Immaculate Conception

This is a reflection on the Mass readings of the day.


The choice of the first reading for a day like today is something of a snub to evil: The entire first reading describes that which Mary completely avoided at the Immaculate Conception, like a halfback who makes a run free and clear around a defensive end entirely faked out by a reverse play.

Free and clear. By the retroactive action of the redemptive act of her Son, Mary never tasted the downward pull of the sinful inclinations the rest of us experience due to the taint of original sin.

There is something awesome that flows directly from the Immaculate Conception, and likewise flows from her constant (albeit simple) “yes” as described in today’s gospel.

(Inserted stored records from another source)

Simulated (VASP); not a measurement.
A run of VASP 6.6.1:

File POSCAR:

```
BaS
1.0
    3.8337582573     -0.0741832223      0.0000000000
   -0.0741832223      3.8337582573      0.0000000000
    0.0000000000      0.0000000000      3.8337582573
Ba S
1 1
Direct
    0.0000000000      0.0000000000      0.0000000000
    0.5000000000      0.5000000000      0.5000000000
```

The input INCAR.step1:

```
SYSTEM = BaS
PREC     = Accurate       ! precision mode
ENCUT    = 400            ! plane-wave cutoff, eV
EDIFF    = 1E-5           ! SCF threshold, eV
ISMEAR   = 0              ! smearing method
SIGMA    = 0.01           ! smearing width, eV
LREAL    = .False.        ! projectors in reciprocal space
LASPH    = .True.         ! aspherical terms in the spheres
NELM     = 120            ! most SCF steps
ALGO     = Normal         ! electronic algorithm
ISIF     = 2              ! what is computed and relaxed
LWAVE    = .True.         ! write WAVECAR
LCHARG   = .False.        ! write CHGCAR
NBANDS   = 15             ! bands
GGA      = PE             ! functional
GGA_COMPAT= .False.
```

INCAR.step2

That thing is her power. The thoroughness of the gift of her freedom to God throughout her life is a gift that makes up for a great deal of bad choices and weak freedom in many others. The gift of her freedom, the unmitigated “yes” of a free creature, stands in and gives God “permission” to invade humanity with His grace–first, literally embodied in the Son she bore, but then also in the form of invasions of grace throughout history, some of which we glimpse through her own appearances at various moments. Christ did not come to overturn our free will, which Adam and Eve used definitively to reject God on behalf of all humanity. Rather, He came to open the door to allow each of us to choose for ourselves. He allows for us to choose salvation.

Typically, however, He refrains from nudging or pushing us through that door. But it is the free gift of self of creatures like Our Lady, and those who seek to emulate her in this, her “team” as it were, together with intercessory prayer, that permits Him within His own scheme of justice to give those nudges, to give those pushes.

Thus, Mary is not merely the model for Christians of virtue. She is the Christian hero par excellence, who very literally and concretely furthers Jesus’ work of salvation.

And there is absolutely no reason why, today, we cannot attain a full sharing of her power in amplifying the effect of Jesus’ infinite saving grace, by giving ourselves to God in absolute trust, as she did.

Ideas for conversation with the Lord: Recall how in the Old Testament, Elisha was bold enough to ask for a double portion of the spirit of Elijah–the greatest prophet who had ever lived. Be bold. Ask Christ to shape you to be like His mother. Ask Him to bring you to wield the very same power for good, through gift of self, that she wields.